In practice, the integration part of the denominator of the Bayes rule cannot be solved analytically unless we restrict the prior distribution to some special families called as the conjugate family. Hence the priors are often chosen out of convenience rather than any real prior belief.

Anyhow, the derived posterior distribution is a distribution over the possible parameter values upon seeing the collected samples. Then with respect to point estimation, a Bayes estimator is just some kind of a summary statistic of the posterior distribution where one common candidate is the posterior mean.

 

<Example>

Let’s take a quick look at example of a Binomial Bayes estimator.
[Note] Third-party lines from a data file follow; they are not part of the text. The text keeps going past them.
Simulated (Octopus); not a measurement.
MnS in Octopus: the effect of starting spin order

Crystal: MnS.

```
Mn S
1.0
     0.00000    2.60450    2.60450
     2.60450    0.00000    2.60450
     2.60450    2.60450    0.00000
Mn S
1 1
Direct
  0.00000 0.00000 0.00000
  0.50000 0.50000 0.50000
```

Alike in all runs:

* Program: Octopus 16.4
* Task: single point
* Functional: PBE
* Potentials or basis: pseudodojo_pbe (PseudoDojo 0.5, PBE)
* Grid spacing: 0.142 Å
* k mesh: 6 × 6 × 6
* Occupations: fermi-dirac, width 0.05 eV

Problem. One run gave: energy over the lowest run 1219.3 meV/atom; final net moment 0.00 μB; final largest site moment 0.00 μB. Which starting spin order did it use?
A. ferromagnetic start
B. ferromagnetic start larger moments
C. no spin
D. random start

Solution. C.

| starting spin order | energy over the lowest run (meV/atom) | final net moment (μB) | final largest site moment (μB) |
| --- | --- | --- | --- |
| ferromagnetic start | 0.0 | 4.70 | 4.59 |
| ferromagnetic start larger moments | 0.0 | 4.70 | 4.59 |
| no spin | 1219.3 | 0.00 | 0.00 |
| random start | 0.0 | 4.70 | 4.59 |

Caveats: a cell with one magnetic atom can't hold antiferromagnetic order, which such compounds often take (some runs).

Suppose we have $X_1, \dots, X_n \sim Bernoulli(p)$. Then the binomial likelihood (distribution of the samples) is written as:

$$ \begin{aligned} f(X_1, \dots, X_n | p) &= \prod_{i=1}^n p^{X_i} (1-p)^{1-X_i} \\[5pt] &= p^{n\bar X} (1-p)^{n(1-\bar X)} \end{aligned} $$

Now we have to specify a prior distribution for the parameter $p$.

The first choice is the uninformative prior such that $\pi(p) \propto 1$ for $0 \leq p \leq 1$. The posterior distribution for this case is:

$$ \begin{aligned} f(p | X_1, \dots, X_n) &\propto p^{n\bar X} (1-p)^{n(1-\bar X)} \\[5pt] &= p^{(n\bar X + 1) - 1} (1-p)^{(n(1-\bar X) + 1) -1} \\[10pt] &\sim \text{Beta}(n\bar X + 1, n(1-\bar X)+1) \\[10pt] \Rightarrow \hat p = \frac{n\bar X + 1}{n+2} &= \frac{n}{n+2}\bar X + \frac{2}{n+2} \cdot\frac{1}{2} \end{aligned} $$

Thus we have our Bayes estimator (posterior mean) from the property of beta distribution, which is a weighted average of the MLE of the parameter $p$, and mean of the prior (uniform).

Another natural choice for the $p$ is the Beta distribution which conjugate to the Binomial likelihood. By specifying a beta prior $\pi(p) \sim \text{Beta}(\alpha, \beta)$, the posterior distribution is (proof):

$$ \begin{aligned} f(p | X_1, \dots, X_n) &\sim \text{Beta}(\alpha + n\bar X,\; \beta+n(1-\bar X)) \\[10pt] \Rightarrow \hat p &= \frac{\alpha + n\bar X}{\alpha + \beta + n} \\[5pt] &= \Big(\frac{\alpha + \beta}{\alpha + \beta + n} \cdot \frac{\alpha}{\alpha + \beta}\Big) + \Big(\frac{n}{\alpha + \beta + n}\bar X\Big) \end{aligned} $$

We can similarly decompose the estimator to show that the Bayes estimator is a compromise between the prior and the likelihood.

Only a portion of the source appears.